Remember my post about crazy busy. Yeah, well, there’s a reason I know all about that….school, work projects, family and hey! Let’s toss in a trip to Greece!
Not just a trip to Greece, but a trip to serve in refugee camps IN Greece. I’ve been wanting to serve in a refugee camp (or more than one) for some months now and about 6 weeks ago, decided now was the time. I also wanted Greg to join me this time. Being so busy with everything else, I have not had much time to think about the trip. In fact, I bought tickets barely two weeks ago.
We still managed to gather 150 pounds of donations – thanks, friends! We brought with us 200 darling little wooden cars, donated by The Happy Factory and hundreds of pairs of socks, underwear and about 4 dozen pairs of leggings. I have awesome friends. We took one additional 50 pound bag of donations, threw some clothes into 2 rolling carry-ons, added 2 backpacks with a camera, Kindles, a laptop and a couple of toothbrushes and by 8:30 pm Friday night, we were on our way.
I’d like to tell you that I left nothing undone at home before we left, but alas, ‘twould be a lie. My room is a wreck and I still have two papers to finish and a final to take as the semester winds to a close next week but, thanks to wi-fi, I can do that from Greece.
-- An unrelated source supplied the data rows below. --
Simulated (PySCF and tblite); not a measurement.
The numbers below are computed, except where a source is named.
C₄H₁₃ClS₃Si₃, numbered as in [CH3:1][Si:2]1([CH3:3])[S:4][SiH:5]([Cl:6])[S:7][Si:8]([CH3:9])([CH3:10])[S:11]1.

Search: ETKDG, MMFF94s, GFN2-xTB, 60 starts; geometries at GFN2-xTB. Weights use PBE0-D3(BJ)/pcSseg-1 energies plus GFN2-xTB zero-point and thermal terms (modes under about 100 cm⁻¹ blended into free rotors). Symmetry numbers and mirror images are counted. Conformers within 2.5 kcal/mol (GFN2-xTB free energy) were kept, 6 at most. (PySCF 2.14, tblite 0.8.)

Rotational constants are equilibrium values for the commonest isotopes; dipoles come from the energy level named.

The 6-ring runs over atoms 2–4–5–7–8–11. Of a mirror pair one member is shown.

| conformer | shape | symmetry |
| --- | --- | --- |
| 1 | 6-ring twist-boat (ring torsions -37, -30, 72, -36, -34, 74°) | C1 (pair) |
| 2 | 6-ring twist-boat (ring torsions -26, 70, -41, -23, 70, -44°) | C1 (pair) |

In any case, one of the trade-offs for buying last minute tickets for cheap prices is we got to fly two red-eye flights in a row. The first leg, Salt Lake City to JFK, on Friday night and the second leg, Newark to Athens on Saturday. And no napping in New York! I had only been a couple of times and Greg had never been, so we knew we’d be doing the tourist thing during our long, long layover.
We landed about 6:15 am Eastern time, or 4:15 am to us. Short night. After paying to stow our luggage at JFK, we took the subway into downtown Manhattan and went to Battery Park to get tickets to go to Liberty and Ellis Islands. It was a Saturday, granted, but the middle of April hardly seems peak tourist season. The lines to buy tickets for the ferries and then get one them were painfully long – and not only long, but awkwardly close. “ Why are all these people touching me?!” I’m an American, OK, and I have personal space boundaries that were getting crossed all day long. And I’m an extrovert!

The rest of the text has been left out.